Ryan Isaac: The risk, yeah.
Reese Harper: Having less quantity of funds so that you’re not paying unnecessary fees, and taxes, and capital gains taxes, as you try to adjust your portfolio. Those are simple things are like the big muscles, but I think a lot of people get caught up into a lot of the smaller things that probably don’t matter, you know? Adding a lot of investments actually doesn’t really improve your performance. Sometimes it just complicates things, and it is distracting and it makes your whole portfolio have less. It’s just not simple.
It’s complicated and I know it’s kind of that first quote we shared, so. On top of that, there’s a bigger conversation to have about things that impact your net worth more than your investment returns, which you started talking about. Those are these really big muscles to flex and if you don’t engage them properly, so to speak, you’ll rely too heavily, I guess, on your investment portfolio to accomplish goals the same way Tim Tebow is relying too much on his arm and not really on his-
Ryan Isaac: The low elbow.
Reese Harper: Right?
Ryan Isaac: The Low bow.
Reese Harper: Let’s talk a little bit about some of those big picture things that they’re not necessarily about the portfolio but they really are the things that drive returns.
Ryan Isaac: Yeah, well there’s two things there. I mean, for a very long time, our industry, the financial services industry, has just put so much emphasis on the portfolio return. It’s all you hear in financial media, turn on the TV about it, you know, or products in general. And it’s interesting. You could have a really killer portfolio, but if there’s not enough money going into it and not a high enough savings rate, it doesn’t matter. And it’s interesting, of the 12 areas of personal finance that we measure monitor for our clients, the elements, you know.

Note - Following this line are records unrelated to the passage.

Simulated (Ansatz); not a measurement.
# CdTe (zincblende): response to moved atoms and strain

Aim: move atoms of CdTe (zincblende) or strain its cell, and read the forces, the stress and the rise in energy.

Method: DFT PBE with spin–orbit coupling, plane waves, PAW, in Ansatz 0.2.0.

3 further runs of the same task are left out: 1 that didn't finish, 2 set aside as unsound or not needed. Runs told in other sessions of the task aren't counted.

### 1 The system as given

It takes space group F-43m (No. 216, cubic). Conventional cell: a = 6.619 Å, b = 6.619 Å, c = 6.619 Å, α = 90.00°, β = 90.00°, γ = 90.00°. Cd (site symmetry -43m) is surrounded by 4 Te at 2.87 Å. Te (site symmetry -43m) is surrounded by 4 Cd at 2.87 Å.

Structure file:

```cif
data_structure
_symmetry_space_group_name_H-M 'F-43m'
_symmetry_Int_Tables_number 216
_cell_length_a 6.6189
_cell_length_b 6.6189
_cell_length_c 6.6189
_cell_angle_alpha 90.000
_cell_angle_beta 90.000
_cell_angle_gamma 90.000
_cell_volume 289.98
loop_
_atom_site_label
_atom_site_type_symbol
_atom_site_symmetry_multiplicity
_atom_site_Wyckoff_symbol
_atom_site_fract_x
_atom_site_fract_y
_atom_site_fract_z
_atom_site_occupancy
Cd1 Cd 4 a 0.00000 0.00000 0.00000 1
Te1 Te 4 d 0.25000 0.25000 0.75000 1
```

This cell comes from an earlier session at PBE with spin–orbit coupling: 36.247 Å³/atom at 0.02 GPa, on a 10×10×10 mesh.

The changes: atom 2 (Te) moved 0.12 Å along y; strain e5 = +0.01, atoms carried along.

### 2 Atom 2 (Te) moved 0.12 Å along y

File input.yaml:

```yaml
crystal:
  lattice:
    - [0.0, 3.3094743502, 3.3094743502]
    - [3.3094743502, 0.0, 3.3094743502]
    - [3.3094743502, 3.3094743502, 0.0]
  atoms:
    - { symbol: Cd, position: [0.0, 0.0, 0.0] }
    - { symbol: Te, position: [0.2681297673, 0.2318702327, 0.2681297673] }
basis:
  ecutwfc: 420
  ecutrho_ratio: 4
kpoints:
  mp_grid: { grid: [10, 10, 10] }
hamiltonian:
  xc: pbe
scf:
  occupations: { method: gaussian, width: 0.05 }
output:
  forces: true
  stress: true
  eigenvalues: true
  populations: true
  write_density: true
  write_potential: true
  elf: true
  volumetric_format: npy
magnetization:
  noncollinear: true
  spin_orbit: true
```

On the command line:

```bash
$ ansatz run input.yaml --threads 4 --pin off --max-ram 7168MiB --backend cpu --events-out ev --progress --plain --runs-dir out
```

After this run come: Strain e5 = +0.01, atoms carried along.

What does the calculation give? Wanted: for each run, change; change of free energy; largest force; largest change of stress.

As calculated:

And there’s portfolio design, there’s risk, there’s insurance, there’s taxes, there’s all sorts of things that we’re measuring, but one of them if it’s not done well, the other stuff won’t be doing as well. And if it’s done well the other stuff will and it savings rate, you know? Someone’s savings rate, if it is being maintained at a high enough percentage over the course of their career, and that’s going to be one of the main, you could call it the big muscles, one of the main primary drivers of how someone’s going to end up one day. And if it’s too low, I mean, you’re just going to have a problem. And it’s funny how it affects so many of the other little muscles. So for example, this just isn’t-
Reese Harper: Before we go into this, Q do you want to define what a savings rate actually is? I think sometimes we skip over that.
Ryan Isaac: Pause to define savings rate.
Justin Copier: Yeah, so it’s just the percentage of money, the percentage of your total personal income that you’re saving.
Ryan Isaac: Categories would include retirement savings, kid’s savings, extra debt payments above and beyond the minimum required debt payments. Those would all be [crosstalk 00:14:31].
Justin Copier: So, you just take your total quantity of money that you’ve saved for the year and you divide it into your annual income. And then you get a percentage, and that percentage is what we’re referring to as a savings rate. Okay? Anyway.
Ryan Isaac: Yeah, well what I was gonna say is that a contrast between the bigger muscles and the smaller muscles in someone’s finances, is one of the smaller muscles that we tend to go to immediately when there’s financial pain, is the budget, and the spending, you know? We kind of feel some pain for a while and then we just had enough and so we just go to the budget and we just, you know, strip out as much as we can and we get like really mean about the budget, and it’s like a crazy diet that only lasts a couple months. You know, you just get tired of it and it doesn’t last, whereas if you just focused on the big muscle of savings rate a little bit better, and you made sure that not only it was high enough but it was automated, you know? And not spending too much money is part of that but, when the savings rate’s healthy and like you’re using that big muscle of your financial plan, the spending kind of just is okay, you know? It is what it is and it’s fine if your savings rates high enough, so-
Reese Harper: That’s good comparison.
Ryan Isaac: That’s one of the big muscles of financial planning.
Justin Copier: Yeah I think-
Ryan Isaac: The quad, is that the quad, or the glutes?
Justin Copier: It could be the quad I think, yeah. That’s in the basketball shot, you know? The basketball shot of-
Ryan Isaac: Let’s call the savings rate the posterior chain of financial planning because it’s just such a powerful part of the body. Like, so much force and power and energy comes from posterior chain.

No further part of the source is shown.